Russia's recent assertiveness on the world stage is consistent with Russian foreign policymaking since the mid-1990s, rather than just a feature of Vladimir Putin's leadership, says a new book about Russian foreign policy since the end of the Cold War by Jeffrey Mankoff, adjunct fellow for Russia Studies at the Council on Foreign Relations (CFR). "With this book, Jeffrey Mankoff has established himself as the best young American analyst of post–Cold War Russia. This careful and clear assessment of Putin's grand strategy should be required reading for the Obama administration, as well as for anyone else interested in Russia's rapid but fragile resurgence as a great power in twenty-first-century world politics," says John Lewis Gaddis, Robert A. Lovett professor of history at Yale University.

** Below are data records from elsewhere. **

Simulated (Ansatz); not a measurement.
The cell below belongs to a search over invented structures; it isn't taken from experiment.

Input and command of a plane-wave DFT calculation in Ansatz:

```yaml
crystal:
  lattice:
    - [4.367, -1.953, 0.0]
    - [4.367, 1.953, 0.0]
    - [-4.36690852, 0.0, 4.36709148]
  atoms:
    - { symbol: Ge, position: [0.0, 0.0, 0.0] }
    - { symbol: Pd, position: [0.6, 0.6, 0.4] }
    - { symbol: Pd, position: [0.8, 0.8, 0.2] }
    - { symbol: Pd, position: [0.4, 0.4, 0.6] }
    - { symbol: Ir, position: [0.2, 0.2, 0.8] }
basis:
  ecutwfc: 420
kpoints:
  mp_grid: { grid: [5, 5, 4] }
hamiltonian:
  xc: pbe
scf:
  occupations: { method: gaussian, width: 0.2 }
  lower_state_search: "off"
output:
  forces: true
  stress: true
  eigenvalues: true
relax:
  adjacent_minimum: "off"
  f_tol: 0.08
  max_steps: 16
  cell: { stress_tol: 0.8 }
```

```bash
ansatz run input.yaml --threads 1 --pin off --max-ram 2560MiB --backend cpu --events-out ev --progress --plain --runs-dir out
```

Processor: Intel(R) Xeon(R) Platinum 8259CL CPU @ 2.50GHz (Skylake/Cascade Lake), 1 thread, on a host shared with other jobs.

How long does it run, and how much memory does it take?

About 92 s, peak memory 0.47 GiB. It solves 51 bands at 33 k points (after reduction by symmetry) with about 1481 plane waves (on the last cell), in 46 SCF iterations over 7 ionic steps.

Mankoff argues there is little reason to fear a return to a Cold War–like standoff between Russia and the West. While Russia is determined to restore what its leaders consider to be its rightful place among the world's great powers, Mankoff, in Russian Foreign Policy: The Return of Great Power Politics, writes: "Today's Russian Federation is hardly suited to play the Soviet Union's role of superpower rival to the Untied States."
Roughly eight months after Russia's military action in neighboring Georgia, the book warns that "understanding the nature of Russia's interactions with the rest of the world in the second decade of the twenty-first century (and after) is impossible without at least appreciating the continuities between [Russian president Dmitry] Medvedev's Russia and the rapidly changing, often unpredictable country that emerged from the breakup of the Soviet Union in 1991." Specifically, Mankoff posits that "the assertive, narrowly self-interested foreign policy that has characterized Russia during the Putin-Medvedev years is merely the culmination of a process that began over a decade earlier, during the presidency of Boris Yeltsin."
Mankoff explains that as Russia struggled to recover from the breakup of the Soviet Union, the policymaking elite developed a deep-seated desire to prove to the rest of the world that Russia is, in fact, a "Great Power" that acts independently of the West: "No matter Yeltsin's affinity for the West and no matter Russia's continued dependence on foreign assistance, most of Russia's ruling class continued to think of their country as destined by history and geography to be one of the principal guardians of world order."
What turned Yeltsin's foreign policy aspirations into Putin's actions, the book argues, are external factors like consistently high energy prices and the perception of waning U.S. hegemony. "Putin and Medvedev's Russia has not embarked on a new, more threatening path in the world but has merely recovered enough to act in a way that even most Yeltsinites desired," Mankoff writes.
Because the circumstances that brought about an assertive Russian foreign policy are the result of long-term trends, Mankoff asserts that they are likely to endure far beyond Medvedev's assumption of the presidency and the shock of the global financial crisis.
While Mankoff does not see Russia likely to confront the West, he also does not see much improvement likely in its relationship with the United States: "The increased power disparity between Russia and the United States along with very different ideas about the nature of the post–Cold War world and its threats have contributed to the disappointment and occasional crises that have permeated U.S.-Russian relations ever since 1991… If Russians too often see the United States as an arrogant power that ignores their interests, the U.S. tends to see the Russian Federation as a country that has not completely broken with its imperial past and refuses to play the role of a responsible stakeholder in the international system."
Mankoff describes the daunting foreign policy challenges facing the newly elected Russian president: "Medvedev will have to confront a dangerously unstable world, where Russia's interests are not always clearly defined and where it will be necessary—as it was under Putin and Yeltsin—to balance Russia's engagement with the West with the need to contain the arc of instability around Russia's borders, while simultaneously managing relations with an increasingly vibrant East Asia."
He also offers advice to those who hope to work effectively with Russia in international affairs: "The West must get used to dealing with a new, more powerful, and more confident Russia that has not entirely freed itself of the baggage accumulated during its imperial and Soviet past, regardless of the economic crisis overtaking the country at the start of 2009. The West should do what it can to encourage Russia's transformation into a responsible stakeholder in the international system, even while standing up for its own interests and values. Above all, the West must understand that the Russians themselves will determine what kind of country they will have in the twenty-first century and how that country will interact with the rest of the world."